The James Webb Space Telescope (JWST) is well-known for discovering young, bright galaxies in the very early universe. How such regions, bursting with stars, formed so quickly and survived is enticing researchers to rethink cosmic evolution.
A recent study published in Monthly Notices of the Royal Astronomical Society: Letters uses JWST data to probe a long-standing question: When did the universe transition from cold and neutral to hot and ionized? (Neutral atoms have no charge, as the number of electrons they contain matches the number of protons in their nucleus. Ionized particles, or ions, have lost one or more electrons, and are thus electrically charged.)
The study proposes that this change, known as the Epoch of Reionization, ended much earlier than previously thought. And if that’s the case, the find would have important implications for understanding the universe’s early years.
Related: When did the lights turn on in the universe?
Reionizing the cosmos
The universe was ionized for a first time immediately following the Big Bang. A mix of electrons, protons, and neutrons permeated the cosmos, until the ambient temperature cooled enough for the charged particles to combine into neutral hydrogen. As gravity further drew the gas together, the first stars and galaxies formed.
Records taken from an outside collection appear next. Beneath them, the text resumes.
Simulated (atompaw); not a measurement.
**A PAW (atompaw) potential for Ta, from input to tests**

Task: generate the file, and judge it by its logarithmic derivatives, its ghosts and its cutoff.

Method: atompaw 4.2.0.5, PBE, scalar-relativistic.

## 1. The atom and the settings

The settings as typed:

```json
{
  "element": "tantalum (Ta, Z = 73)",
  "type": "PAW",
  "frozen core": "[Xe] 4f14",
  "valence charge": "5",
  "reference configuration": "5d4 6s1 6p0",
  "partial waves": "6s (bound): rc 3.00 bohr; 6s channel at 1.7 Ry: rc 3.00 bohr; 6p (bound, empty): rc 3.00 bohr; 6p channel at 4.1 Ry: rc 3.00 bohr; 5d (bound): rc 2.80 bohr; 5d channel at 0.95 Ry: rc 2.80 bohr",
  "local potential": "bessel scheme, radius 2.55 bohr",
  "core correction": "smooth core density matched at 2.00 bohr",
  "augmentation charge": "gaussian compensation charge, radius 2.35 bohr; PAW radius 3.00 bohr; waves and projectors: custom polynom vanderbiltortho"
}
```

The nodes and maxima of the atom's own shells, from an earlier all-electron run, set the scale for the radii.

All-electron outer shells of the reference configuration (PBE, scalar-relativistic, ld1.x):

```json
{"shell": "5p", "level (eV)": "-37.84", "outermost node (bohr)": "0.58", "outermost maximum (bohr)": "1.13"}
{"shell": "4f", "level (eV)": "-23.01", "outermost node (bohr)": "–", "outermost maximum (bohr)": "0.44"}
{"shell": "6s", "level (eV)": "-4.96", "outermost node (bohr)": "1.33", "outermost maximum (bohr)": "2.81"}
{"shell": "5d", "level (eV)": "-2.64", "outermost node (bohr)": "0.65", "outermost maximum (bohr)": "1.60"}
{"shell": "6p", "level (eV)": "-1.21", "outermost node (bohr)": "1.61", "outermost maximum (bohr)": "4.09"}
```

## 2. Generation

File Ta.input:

Then, another remarkable change took place: Photons from these galaxies’ stars escaped and collided with the hydrogen in intergalactic space, causing those atoms to again lose their electrons. Over time, these “bubbles” of ionized gas grew larger and merged together to fill the universe.
“[This] was the last major phase transition and set the stage for the rest of cosmic history,” says lead author and theoretical cosmologist Julian Muñoz of the University of Texas at Austin.
Probing reionization
To probe when the Epoch of Reionization happened, Muñoz and his team used JWST to estimate how many photons were produced by early galaxies. The team also estimated the fraction of such light that would have escaped into intergalactic space, where it would have ionized neutral hydrogen. By comparing the latter to the number of hydrogen atoms in the early universe, they found that reionization would have ended around 650 million years after the Big Bang.
Scientists previously dated the end of reionization based on when the light they observe from early galaxies no longer shows emission from hydrogen at a specific wavelength, known as Lyman-alpha (α), due to absorption of this light by neutral hydrogen. This, together with satellite measurements of the fraction of the universe’s first light, known as the Cosmic Microwave Background (CMB), that is scattered by electrons freed during reionization, suggest the epoch ended around 1 billion years after the Big Bang.
Erica Nelson, an astrophysicist at the University of Colorado Boulder who wasn’t involved in the study, says, “the paper brings together a lot of this information to show that these [two estimates] are inconsistent and that we have a problem, which is a really powerful thing to do.”
Tension or not?
According to the study, early JWST results suggest an excess of ionizing photons. The surplus doesn’t include light sources from the accretion disks of black holes, which have also been detected using JWST. “If you add these photons, there is even more tension,” between the two determinations for the end of reionization, says Muñoz.
The researchers do note that perhaps their estimates of how efficient early galaxies are at producing ionizing photons are too high, due to JWST being used to target mostly brighter starburst galaxies. And the fraction of photons that would have escaped galaxies to ionize hydrogen can’t be measured. To get around this, the team used escape fractions measured from local ionizing galaxies, which range between 10 and 20 percent.
Bridging observations and models
The new study highlights the importance of using different probes to study the Epoch of Reionization. In particular, JWST provides a way to measure photon production by early galaxies — the “ant’s view,” as Muñoz says — while models based on Lyman-alpha and CMB observations offer a “bird’s-eye view” of reionization.
Christopher Cain, a theoretical astrophysicist at the University of Arizona who wasn’t involved in the study, adds: “We need to put JWST together with these other probes to get the complete picture of what was going on.” He says such a synergy could help understand the physical processes that took place in the early universe.
For example, perhaps reionization was driven by small galaxies that were initially bursting with stars and eventually quieted down. Or maybe massive, bright galaxies drove the epoch, or accreting black holes played a bigger role than previously thought.
For now, the new study offers an interesting look into the timing of the final, monumental change of the universe and is inspiring researchers to think about how to reconcile the differences.
“Something has to be wrong,” says Nelson, “and inherently, if you’re saying that, you’re going to be controversial. But that is how we advance our understanding of the universe.”